/ How to Simplify Compliance Across Multi-Cloud Environments
How to Simplify Compliance Across Multi-Cloud Environments
Organizations that use multiple cloud environments face a web of challenges to secure their data amid tightening regulations. Relying on traditional tools and manual processes for compliance in these environments increases the risk of breaches, fines, and delays. To ensure long-term success, organizations need strategies that simplify compliance while delivering strong, consistent security.
Overview
• Multi-cloud compliance means following data security and privacy laws when using more than one cloud provider, like AWS or Azure.
• Managing compliance in these environments can be hard because of shadow IT, fragmented tools, and constantly changing systems.
• Static reviews and manual audits often fail in the cloud because things change too quickly.
• Organizations can simplify compliance by using automation, setting clear security rules, focusing on high-risk areas, and working across teams.
• Tools like Zscaler DSPM and AI-SPM give you visibility and automation so you can meet regulations, protect data, and lower risks with less effort.

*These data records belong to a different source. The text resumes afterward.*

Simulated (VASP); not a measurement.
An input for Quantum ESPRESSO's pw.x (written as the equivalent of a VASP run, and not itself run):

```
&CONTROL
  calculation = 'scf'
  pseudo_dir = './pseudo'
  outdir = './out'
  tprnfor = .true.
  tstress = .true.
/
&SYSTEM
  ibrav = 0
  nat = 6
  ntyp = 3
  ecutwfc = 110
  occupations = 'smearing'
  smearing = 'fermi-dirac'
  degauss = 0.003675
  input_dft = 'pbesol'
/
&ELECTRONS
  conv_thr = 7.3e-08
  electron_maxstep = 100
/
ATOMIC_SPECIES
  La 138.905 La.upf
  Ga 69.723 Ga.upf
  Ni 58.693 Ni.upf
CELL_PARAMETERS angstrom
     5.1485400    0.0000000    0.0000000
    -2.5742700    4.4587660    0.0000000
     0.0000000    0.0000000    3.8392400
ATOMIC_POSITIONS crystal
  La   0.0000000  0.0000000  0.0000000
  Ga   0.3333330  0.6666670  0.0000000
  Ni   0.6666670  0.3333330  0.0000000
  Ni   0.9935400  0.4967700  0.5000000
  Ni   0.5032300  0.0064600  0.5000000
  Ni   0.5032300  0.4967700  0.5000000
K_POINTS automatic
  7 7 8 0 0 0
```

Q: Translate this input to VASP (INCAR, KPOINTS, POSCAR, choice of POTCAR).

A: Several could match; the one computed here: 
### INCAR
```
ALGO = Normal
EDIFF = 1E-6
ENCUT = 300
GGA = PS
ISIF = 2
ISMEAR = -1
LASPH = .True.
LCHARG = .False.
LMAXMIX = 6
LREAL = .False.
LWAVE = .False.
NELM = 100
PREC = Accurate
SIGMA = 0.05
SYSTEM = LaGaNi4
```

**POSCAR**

What Is Multi-Cloud Compliance?
Multi-cloud compliance is a complex process of adhering to laws and industry mandates concerning data security and privacy in the cloud. It involves working across platforms to ensure consistent visibility and control over how data is stored, accessed, and shared.
Compliance requirements vary widely by region and industry with regard to data handling, data residency, encryption standards, and more. Cloud providers (CSPs) like AWS, Microsoft Azure, and Google Cloud each add to this with their own management tools, configurations, and security policies. Thus, the more clouds an organization uses, the more difficult it becomes to stay fully compliant.
To overcome this, organizations need a way to make configuring, maintaining, and attesting compliance easier and faster.
Why Simplifying Multi-Cloud Compliance Matters
Failing to meet compliance standards can have major consequences in these key areas:
- Financial penalties: Regulations like HIPAA and PCI DSS impose steep fines for violations. For example, HIPAA breaches can cost up to US$71,162 per record, and PCI DSS noncompliance can cost up to $100,000 per month (as of 2025). These penalties alone make compliance a top priority.
- Lost revenue and trust: Data breaches, failed audits, or negative press can erode customer trust and weaken business relationships. Many companies find it difficult to restore their reputation, leading to lost revenue and reduced growth opportunities.
- Operational disruption: Noncompliance can force organizations to pause their operations while they address violations or rework systems. This, in turn, can delay product launches, disrupt workflows, and create other ripple effects throughout the organization.
By automating monitoring, improving visibility, and addressing risks proactively, organizations can reduce the likelihood of violations. Investing in compliance upfront doesn’t just reduce penalties—it supports the ability to grow without interruptions.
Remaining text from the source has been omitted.